Teena
Brandon: The Story Behind the Story
Produced
by Bill Kelly.
In the Nebraska State Penitentiary, John Lotter sits in a death row
cell. Tom Nissen wonders if he will spend the rest of his life in prison.
The woman they murdered, Teena Brandon, had fooled them and many others. As
Brandon Teena, she lived as a man even having girlfriends who didn't know
or chose to ignore the truth. Angered by the deceit, Lotter and Nissen raped
Teena on Christmas eve. After she went to the county sheriff, the two men
went to the farmhouse where Teena was staying and murdered her along with
two others. [Excerpt from the Montel Williams Show, Carrie:] "Everybody
was fooled. She walked like a guy. I mean she has a lower voice than I do." It was a story that attracted national attention, both the
serious and the tawdry. [Question from the audience:] "I want to know does she
accept your daughter as a male? Did you treat her as though she was female
or accept her as male?" [Tammy, Teena's sister:] "We always accepted her. She
was going through a phase in her life which I think most people go through
of, you know, who she was, who she really was." Also appearing on "Montel" that day, an author who
specializes in true crime pot boilers, Aphrodite Jones, a woman who claims
she had a personal obligation to tell the story. [Aphrodite Jones, Author, All She Wanted] "The
essence and the main part of this book has to do with the love story between
this male figure and all these young women that this male figure woos. What's
behind that psychological and emotionally." Jones told Statewide she doesn't view Teena Brandon as an
innocent victim of an unprovoked act of violence. In fact, she claims neither
of the convicted murderers is the central villain in the book. [Jones:] Actually if there's anybody who is a villain in the
book, it's Teena Brandon." [Q:] In what sense? [Jones:] "She was not only a deceiver
in the sense of her sexuality, why did this person need to steal in order
to romance these girls? Why did this person-- why was this person such an
obsessive compulsive liar? What about this person fed into this crime itself?

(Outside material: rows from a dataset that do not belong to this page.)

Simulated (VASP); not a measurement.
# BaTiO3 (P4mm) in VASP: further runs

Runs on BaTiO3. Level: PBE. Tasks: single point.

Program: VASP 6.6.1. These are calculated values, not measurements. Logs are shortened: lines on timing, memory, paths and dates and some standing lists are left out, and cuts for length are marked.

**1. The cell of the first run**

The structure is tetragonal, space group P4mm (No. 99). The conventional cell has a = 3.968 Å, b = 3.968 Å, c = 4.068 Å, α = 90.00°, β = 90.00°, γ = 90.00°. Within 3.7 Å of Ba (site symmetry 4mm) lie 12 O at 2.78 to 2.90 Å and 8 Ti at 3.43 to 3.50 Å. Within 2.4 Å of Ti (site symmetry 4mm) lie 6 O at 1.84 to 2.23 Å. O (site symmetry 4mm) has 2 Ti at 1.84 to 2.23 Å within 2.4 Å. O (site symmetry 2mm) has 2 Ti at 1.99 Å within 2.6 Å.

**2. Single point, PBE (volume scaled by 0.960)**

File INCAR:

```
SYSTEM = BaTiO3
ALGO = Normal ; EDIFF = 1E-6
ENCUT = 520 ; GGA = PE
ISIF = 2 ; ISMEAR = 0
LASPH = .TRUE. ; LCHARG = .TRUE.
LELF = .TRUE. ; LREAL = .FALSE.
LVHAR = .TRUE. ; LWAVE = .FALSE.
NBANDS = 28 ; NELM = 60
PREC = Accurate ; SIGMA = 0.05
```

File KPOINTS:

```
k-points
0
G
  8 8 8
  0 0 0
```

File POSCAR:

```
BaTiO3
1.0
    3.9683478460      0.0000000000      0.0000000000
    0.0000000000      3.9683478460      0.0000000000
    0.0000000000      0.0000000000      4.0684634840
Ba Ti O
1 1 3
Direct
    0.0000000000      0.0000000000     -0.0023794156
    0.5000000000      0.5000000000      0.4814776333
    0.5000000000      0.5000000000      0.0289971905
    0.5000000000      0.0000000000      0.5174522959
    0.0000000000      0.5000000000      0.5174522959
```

If this person had not been so pathological in her lying, his lying, would
this triple homicide never have occurred? Probably wouldn't have."
[Greta Olafsdottir, Filmmaker:] "All they keep talking
about there is this girl who keeps passing as a guy. And for us that's--" [Susan Muska, Filmmaker:] "Almost blaming it on that
person." [Greta:] "Yeah, almost blaming that person. For us that's
nothing new. We see women dressing as guys all the time." [Susan:] "You don't have to kill them." Susan Muska and Greta Olafsdottir produced a documentary about
the case with a much more sympathetic take. [Greta:] "All this focus on Brandon dressing like a guy
and how everybody is upset about that. And we were like, 'So?' " [Susan:] "It's a triple murder story and this is --" [Greta:] "It's like almost in the background and for
us that was really disturbing." "The Brandon Teena Story" made the rounds last year
earning praise from critics and awards at film festivals despite its rough,
low-budget style. With a series of remarkably candid interviews with the Nebraskans
drawn together by the case, two filmmakers take viewers on a very unflattering
tour of Falls City, Nebraska while revealing why so many people, Brandon's girlfriends
especially, so willingly accepted his hazy identity. [Daphne:] "He would have women after him all the time.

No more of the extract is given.